The Afro-American Studies department nominated Isaac for tenure in 1971. Isaac said at the time that the ad hoc committee that reviewed his application did not know anything about his field of specialization, pan-Africanism. Isaac left Harvard in 1977 when his contract as associate professor expired.

Guinier said these actions show President Bok's and Dean Rosovsky's refusal to accept the fact that "Afro-American Studies is a unique discipline, an interdisciplinary examination of the black experience in Africa and America from the point of view of the people who lived that experience."

"If one doesn't understand that, he should have absolutely nothing to do with Afro-American Studies because only pervert it," Guinier added.

Rosovsky said yesterday all of Guinier's charges were "quite nonsensical and absolutely without foundation. They've all been made before."
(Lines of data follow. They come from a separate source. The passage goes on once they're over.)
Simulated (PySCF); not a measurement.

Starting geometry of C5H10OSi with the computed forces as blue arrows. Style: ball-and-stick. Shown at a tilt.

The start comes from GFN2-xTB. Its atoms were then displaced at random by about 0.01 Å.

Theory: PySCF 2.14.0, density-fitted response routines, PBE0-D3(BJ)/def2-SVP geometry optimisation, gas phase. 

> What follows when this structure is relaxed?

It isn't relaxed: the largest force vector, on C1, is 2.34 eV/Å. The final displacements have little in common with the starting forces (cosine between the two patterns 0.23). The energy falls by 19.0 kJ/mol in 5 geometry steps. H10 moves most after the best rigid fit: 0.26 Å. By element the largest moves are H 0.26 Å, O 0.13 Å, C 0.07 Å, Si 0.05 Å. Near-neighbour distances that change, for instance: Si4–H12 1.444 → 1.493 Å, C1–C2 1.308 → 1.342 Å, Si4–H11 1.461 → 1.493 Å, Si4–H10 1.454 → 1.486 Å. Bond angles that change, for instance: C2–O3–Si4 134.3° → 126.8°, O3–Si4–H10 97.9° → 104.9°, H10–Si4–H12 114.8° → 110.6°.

Guinier added University personnel are discouraging students from majoring in Afro-American Studies. "I get reports where freshman advisors tried to steer students away from majoring in Afro-American Studies or even taking courses" in the department, he said.

Students within the department said that they are also bothered by the University's attitude toward Afro-American Studies. Louis E. Bird '80, an Afro-American Studies concentrator, said last week, "The reason that Afro is on the brink is that the University sees Afro as a thorn in its side."

No Leadership

Bird did not place all of the blame on the administration, however. "There is a lack of leadership in the department," he added.

Guinier said that the lack of Afro-American Studies courses in the proposed Core Curriculum "shows that the Core Curriculum is nothing but a publicity stunt for the fund drive the Faculty of Arts and Science will be starting next year."

Rosovsky said he believes Guinier's accusation about the Core "is without foundation."

Armed

Guinier added that Harvard "isn't preparing students to live in a world where four-fifths of the people are non-white."

The visiting committee is scheduled to return later in the semester to present its written evaluation of the department. A committee of concentrators is also preparing a report of its own to try to "influence the visiting committee to see the department in a different manner than the Harvard Corporation sees it," Aaron A. Estis '80, an Afro-American Studies concentrator, said last week.